AUGUSTA — In 2007, Phil Boyer, the former president of the Aircraft Owners and Pilots Association, wrote a sharply-worded letter to Gov. John Baldacci criticizing the state’s “aggressive and unreasonable enforcement” of a law taxing owners of out-of-state aircraft.

Boyer described the law as punitive and urged Baldacci to change it. That never happened, prompting Boyer to advise AOPA’s 410,000 members to avoid flying here.

Opponents of the law have often said the sizable, and sometimes unexpected, tax bill discouraged aircraft owners with disposable incomes from flying into the state and spending money here. But after several unsuccessful attempts to change the law in the Democrat-controlled Legislature, opponents of the tax are hoping new leadership in Augusta has the will to get it done. 

A bipartisan effort is already under way.

Senate President Kevin Raye, R-Perry, is reportedly introducing legislation that will amend the use tax provision, while Sen. Stan Gerzofsky, D-Brunswick, is hoping to remove a sales tax on airplane parts.

Rep. Bruce Bickford, R-Auburn, said he is supporting both proposals because they will have a positive impact on the state’s aviation industry.

Proponents say the bills will draw more visits from aircraft owners, while the sales tax repeal on service parts could help companies that repair and maintain aircraft.

“If they repeal those taxes, we’d definitely see a difference,” said Rick Cloutier, the airport manager for the Auburn-Lewiston Municipal Airport. Cloutier said the airport had noticed a significant decrease in out-of-state operators when  Maine Revenue Services began enforcing the tax law in 2007.

He said repealing the law would mean the airport would sell more fuel and other services.

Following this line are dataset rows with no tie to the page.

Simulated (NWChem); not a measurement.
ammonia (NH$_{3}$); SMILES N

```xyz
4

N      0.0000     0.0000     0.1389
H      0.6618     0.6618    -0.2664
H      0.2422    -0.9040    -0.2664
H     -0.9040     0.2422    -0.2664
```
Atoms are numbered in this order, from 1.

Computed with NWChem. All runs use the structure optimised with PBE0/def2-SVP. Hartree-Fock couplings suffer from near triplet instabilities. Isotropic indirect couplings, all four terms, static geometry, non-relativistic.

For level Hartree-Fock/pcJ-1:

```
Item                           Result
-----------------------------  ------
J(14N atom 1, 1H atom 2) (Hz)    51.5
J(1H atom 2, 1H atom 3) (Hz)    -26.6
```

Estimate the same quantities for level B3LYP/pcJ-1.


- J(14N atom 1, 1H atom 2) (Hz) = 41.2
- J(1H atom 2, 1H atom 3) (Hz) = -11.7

Currently, out-of-state aircraft owners who don’t pay a sales tax in another state can be hit with a tax equal to 5 percent of the plane’s value if their plane stays in Maine more than 20 days. The state in 2007 amended the law to exclude aircraft weighing more than 6,000 pounds, but the tax on lighter aircraft remained, angering AOPA, an advocacy group for aircraft owners.

The group pressed Baldacci to change the law, arguing that aircraft owners were sometimes getting hit with six-figure tax bills for staying too long. The organization published several stories about the issue, including one in which Steve Kahn, an airplane owner from Boston, was assessed a $26,000 tax bill several years after landing his plane at Knox County Regional Airport in Rockland.

Cloutier said he’d heard similar stories from other airplane owners.

“We received complaints from people who would spend a few weeks vacationing in Maine and later get hit with a bill,” he said. “A lot of those people ended up going elsewhere.”

Cloutier said changing the laws would impact every airport in the state. He said eliminating the sales tax on service parts, as Gerzofsky has proposed to do, would allow Maine companies performing aircraft repair and service work to be more competitive.

“It takes about 15 minutes for me to fly my plane to Portsmouth, N.H.,” he said. “If I’m doing major work on an airplane and I can save $20,000 or $30,000 in taxes if I take it to New Hampshire, I’m going to take it there. … It’s another cost of doing business here.”

Although there are few Maine companies that service or build aircraft, the arrival of a major player in the aviation industry could help people like Cloutier make their case. One player already has plans to come to Maine.

Kestrel Aircraft Co., the newly formed company headed by Cirrus Aircraft co-founder Alan Klapmeier, is expected to become an anchor tenant at the redeveloped Brunswick Naval Air Station. The Kestrel startup seeks to develop and manufacture a new prototype and hopes to employ about 300 people.

In an interview last summer, Klapmeier criticized the state’s use tax on out-of-state aircraft. Klapmeier plans to manufacture an airplane weighing more than 6,000 pounds, which qualifies for the current state tax exemption. However, Kestrel could benefit from removing the sales tax on aircraft parts.

Gerzofsky, who is sponsoring the bill, said he had the company in mind when he submitted the repeal legislation.

Steve Levesque, the executive director of the organization overseeing the redevelopment of the base, said Monday that changing both tax laws would benefit BNAS and all Maine airports.

“It helps every airport and any company that’s servicing aircraft or selling aircraft,” said Levesque, adding that he’d heard that some aircraft owners were flying into New Hampshire and renting cars there before coming to Maine.

“You have to ask how much Maine is losing by having this arcane tax law in place,” he said.

It’s not completely clear how eliminating the use tax will impact state revenues. According to information from Maine Revenue Services, the exemption for aircraft weighing more than 6,000 pounds would reduce state revenues by $827,427 in fiscal year 2011.

Since January 2004, the state has received $2.5 million in sales taxes on aircraft and parts. That’s about $360,000 annually, and about $264,000 over the last two years.

Although those impacts will ultimately be weighed by the Legislature, Levesque and Cloutier think advocates for the change have a better chance now with the lawmakers focusing on the economy and job growth.

Levesque noted AOPA’s 2007 letter to Baldacci, which he said caused real problems for airports in Maine.

“Maine is a beautiful place to fly,” Levesque, a pilot, said. “But we’ve been restricting people with disposable incomes from coming to Maine.”

The proposals by Raye and Gerzofsky are currently making their way through the Legislature’s reviser’s office, and have not yet been assigned a date for public hearing.